Nogales, Arizona - U.S. Customs and Border Protection officers at Arizona’s Port of Nogales apprehended four people involved in separate failed attempts to smuggle 67 pounds of methamphetamine and heroin into the United States over the past four days.
Officers working at the Dennis DeConcini Crossing referred a 19-year-old Tucson man for further inspection of his Chevy truck yesterday afternoon. A CBP canine alerted officers to more than 24 pounds of meth, worth almost $73,000, from the truck’s bench seat.
Earlier that morning, officers at the pedestrian lanes of the DeConcini Crossing referred a 44-year-old Mexican woman for secondary inspection where a CBP canine alerted to an odor it was trained to detect, leading officers to discover more than 4 pounds of heroin, worth nearly $77,000, beneath the subjects’ armpits.

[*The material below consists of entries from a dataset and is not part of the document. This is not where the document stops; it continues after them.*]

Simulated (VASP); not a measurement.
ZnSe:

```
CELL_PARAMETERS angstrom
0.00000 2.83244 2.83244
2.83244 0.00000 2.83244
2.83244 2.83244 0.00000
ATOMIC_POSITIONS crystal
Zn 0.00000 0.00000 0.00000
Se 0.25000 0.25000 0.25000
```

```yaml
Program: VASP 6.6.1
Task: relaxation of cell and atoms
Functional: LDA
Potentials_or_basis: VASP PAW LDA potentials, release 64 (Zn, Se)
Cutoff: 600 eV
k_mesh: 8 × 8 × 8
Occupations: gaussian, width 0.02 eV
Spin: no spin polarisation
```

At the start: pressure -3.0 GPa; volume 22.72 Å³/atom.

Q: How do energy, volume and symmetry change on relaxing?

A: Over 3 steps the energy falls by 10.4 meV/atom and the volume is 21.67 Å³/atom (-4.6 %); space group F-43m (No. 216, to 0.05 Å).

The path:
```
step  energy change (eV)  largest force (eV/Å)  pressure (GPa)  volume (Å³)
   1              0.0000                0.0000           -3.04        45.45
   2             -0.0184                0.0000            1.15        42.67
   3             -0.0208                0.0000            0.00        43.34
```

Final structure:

Early Sunday morning, a 45-year-old Tucson woman was referred for further questioning at the pedestrian lanes of the DeConcini Crossing. A canine alert led officers to remove a package of heroin from her crotch. The package was just over one-half-pound of heroin, worth more than $10,000.
This past Friday, a 43-year-old Nogales, Arizona woman was referred for a secondary inspection of her Dodge sedan at the Mariposa Crossing. Following a CBP canine alert to the vehicle’s door panels and firewall, officers removed almost 38 pounds of meth, worth nearly $113,000.
Officers seized the drugs and vehicle, and turned the subjects over to U.S. Immigration and Customs Enforcement’s Homeland Security Investigations.